From 8 to 13 July 2026, the Department of Communication and Internet Studies and the Department of Fine Arts at Cyprus University of Technology (CUT) brought together students and scholars from across Europe for a week-long Blended Intensive Programme (BIP) in Media Anthropology and Film Practices, the first of its kind at CUT.

Limassol as a Field Site
The programme used Limassol itself as a living laboratory. Participants explored the city's coastline, markets, and neighborhoods through ethnographic walks, fieldwork exercises, and documentary filming, learning to read the city not merely as backdrop, but as inscribed space.
The BIP brought together a faculty of researchers and practitioners working at the intersection of anthropology, filmmaking, fine and visual arts, technology, and everyday practice. Key contributors included Athina Peglidou and Penelope Papailias from Greece, Jaime Quilles Campos and Roberto Oliver Sanchez Garcia from Spain, Yiannis Papadakis, Rahme Veziroğlu, Markos Souropetsis, Theodoros Kouros, Yiannis Christidis and Selin Genç from Cyprus, whose work on anthropology, socially engaged art, participatory storytelling, podcasting, filmmaking and the politics of the image shaped the programme's critical orientation.

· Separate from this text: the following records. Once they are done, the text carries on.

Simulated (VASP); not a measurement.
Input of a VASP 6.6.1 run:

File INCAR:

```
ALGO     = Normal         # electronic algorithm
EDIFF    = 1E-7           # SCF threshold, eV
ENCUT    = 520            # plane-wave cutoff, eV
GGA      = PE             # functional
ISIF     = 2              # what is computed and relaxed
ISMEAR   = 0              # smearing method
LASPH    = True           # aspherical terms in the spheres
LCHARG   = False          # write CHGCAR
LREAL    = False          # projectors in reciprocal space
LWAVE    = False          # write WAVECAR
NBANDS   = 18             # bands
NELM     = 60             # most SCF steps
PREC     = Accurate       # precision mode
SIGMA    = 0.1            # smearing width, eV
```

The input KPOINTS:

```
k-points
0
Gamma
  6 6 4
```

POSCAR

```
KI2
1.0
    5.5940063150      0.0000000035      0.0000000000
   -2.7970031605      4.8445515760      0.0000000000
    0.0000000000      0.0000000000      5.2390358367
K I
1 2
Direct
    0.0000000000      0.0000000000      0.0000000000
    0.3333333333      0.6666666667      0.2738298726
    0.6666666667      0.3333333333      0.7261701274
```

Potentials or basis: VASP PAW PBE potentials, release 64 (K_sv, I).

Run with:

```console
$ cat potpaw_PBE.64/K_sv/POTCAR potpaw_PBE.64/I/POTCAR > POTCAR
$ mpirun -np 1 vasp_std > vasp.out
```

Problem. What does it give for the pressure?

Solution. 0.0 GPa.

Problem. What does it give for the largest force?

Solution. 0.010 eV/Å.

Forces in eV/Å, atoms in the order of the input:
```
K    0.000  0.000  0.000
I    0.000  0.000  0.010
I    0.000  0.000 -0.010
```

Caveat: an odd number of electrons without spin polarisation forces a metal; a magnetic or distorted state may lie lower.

Thinking Through the Camera
The programme was designed around a central question: what does it mean to think anthropologically through film? Sessions moved between theory and practice - from seminars on ethics of representation and the politics of the gaze, to hands-on workshops in documentary filmmaking, field recording, and visual storytelling.
The BIP provided participants with the tools to work with images and sound the way an anthropologist works with words: carefully, reflexively, and always in relation to the people participating. The visual works that the students produced were exhibited in Xydadiko, in Limassol on the last day of the programme at a public event.

European Collaboration
The programme was delivered as part of the Erasmus+ Blended Intensive Programme framework, bringing together students and faculty from partner universities across Europe. The programme brought together students and academics from Greece (University of Thessaly and Aristotle University of Thessaloniki), Spain (Universidad Miguel Hernández de Elche), Romania (Technical University of Cluj-Napoca), and Cyprus (CUT). Yiannis Christidis and Theodoros Kouros from the Department of Fine Arts and the Department of Communication and Internet Studies, respectively, coordinated the programme.
The BIP is part of a growing portfolio of international programme at CUT that connect applied research, fieldwork, and creative practice, positioning the university as a regional hub for critical media and anthropological inquiry.

Dr. Christiana Nicolaou Represents Cyprus University of Technology at the 7th PNAE Congress in Paris
From 8 to 13 July 2026, the Department of Communication and Internet Studies and the Department of Fine Arts at Cyprus University of Technology (CUT) brought together students and scholars from across Europe for a week-long Blended Intensive Programme (BIP) in Media Anthropology and Film Practices, the first of its kind at CUT.

Limassol as a Field Site
The programme used Limassol itself as a living laboratory. Participants explored the city's coastline, markets, and neighborhoods through ethnographic walks, fieldwork exercises, and documentary filming, learning to read the city not merely as backdrop, but as inscribed space.
The BIP brought together a faculty of researchers and practitioners working at the intersection of anthropology, filmmaking, fine and visual arts, technology, and everyday practice. Key contributors included Athina Peglidou and Penelope Papailias from Greece, Jaime Quilles Campos and Roberto Oliver Sanchez Garcia from Spain, Yiannis Papadakis, Rahme Veziroğlu, Markos Souropetsis, Theodoros Kouros, Yiannis Christidis and Selin Genç from Cyprus, whose work on anthropology, socially engaged art, participatory storytelling, podcasting, filmmaking and the politics of the image shaped the programme's critical orientation.

Thinking Through the Camera
The programme was designed around a central question: what does it mean to think anthropologically through film? Sessions moved between theory and practice - from seminars on ethics of representation and the politics of the gaze, to hands-on workshops in documentary filmmaking, field recording, and visual storytelling.
The BIP provided participants with the tools to work with images and sound the way an anthropologist works with words: carefully, reflexively, and always in relation to the people participating. The visual works that the students produced were exhibited in Xydadiko, in Limassol on the last day of the programme at a public event.

European Collaboration
The programme was delivered as part of the Erasmus+ Blended Intensive Programme framework, bringing together students and faculty from partner universities across Europe. The programme brought together students and academics from Greece (University of Thessaly and Aristotle University of Thessaloniki), Spain (Universidad Miguel Hernández de Elche), Romania (Technical University of Cluj-Napoca), and Cyprus (CUT). Yiannis Christidis and Theodoros Kouros from the Department of Fine Arts and the Department of Communication and Internet Studies, respectively, coordinated the programme.
The BIP is part of a growing portfolio of international programme at CUT that connect applied research, fieldwork, and creative practice, positioning the university as a regional hub for critical media and anthropological inquiry.